In my quest to dig into how people use social media to communicate about wine I ran into a snag. One of the things I really wanted to do was collect geographic data about each post. When you do a twitter search, a post can contain latitude and longitude data if the source supports GPS, but so far almost none of the posts about wine actually have this data.

So the next best thing is to figure out where the user lives. A twitter user profile has a location field. Its free text unfortunately, but its better than nothing. So for every post returned by a query lookup, I would look up in mongodb if I had stored the user profile yet. If not I would call the twitter api to go get the user profile then pull out the location and time zone of the user, and store it back in mongo. This worked great about 150 times. Then I ran into a fun little thing called rate limiting. Apparently twitter limits any application to 150 api calls per hour (the search api has a different threshold which I haven't hit yet). Once you go over this threshold, you get blacklisted for the next 8 or so hours.

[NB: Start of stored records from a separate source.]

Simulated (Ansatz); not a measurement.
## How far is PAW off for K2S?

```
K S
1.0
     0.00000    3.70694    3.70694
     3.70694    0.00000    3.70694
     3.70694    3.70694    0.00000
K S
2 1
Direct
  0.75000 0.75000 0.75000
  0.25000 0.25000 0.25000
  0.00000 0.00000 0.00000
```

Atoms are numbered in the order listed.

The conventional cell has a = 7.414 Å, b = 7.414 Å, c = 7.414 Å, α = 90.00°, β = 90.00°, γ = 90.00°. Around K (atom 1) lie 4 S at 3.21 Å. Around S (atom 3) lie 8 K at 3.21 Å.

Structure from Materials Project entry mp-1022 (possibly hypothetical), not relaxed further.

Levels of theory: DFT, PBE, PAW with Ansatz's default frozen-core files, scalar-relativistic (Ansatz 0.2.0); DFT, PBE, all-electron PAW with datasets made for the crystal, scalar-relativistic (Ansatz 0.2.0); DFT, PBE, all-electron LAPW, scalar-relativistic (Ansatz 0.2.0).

So, considering I have about 50,000 users, at 150 lookups per hour, it'll only take me around 14 days to catch up and have location data for all my users. Of course people don't stop posting on twitter, so in 14 days, I'll probably have 50,000 additional users. At some point this curve will flatten off, but not for a while.

From an analysis point of view, this location information would be really interesting specifically with people who post to twitter with geographic data. If I could find these users, who post often about wine, and each post contains lat/lng information, I could see how people communicate about wine in relation to where they are. For example, someone who lives in San Francisco might never talk about wine, except for trips out to Napa Valley, at which point they post a lot about wineries they visit.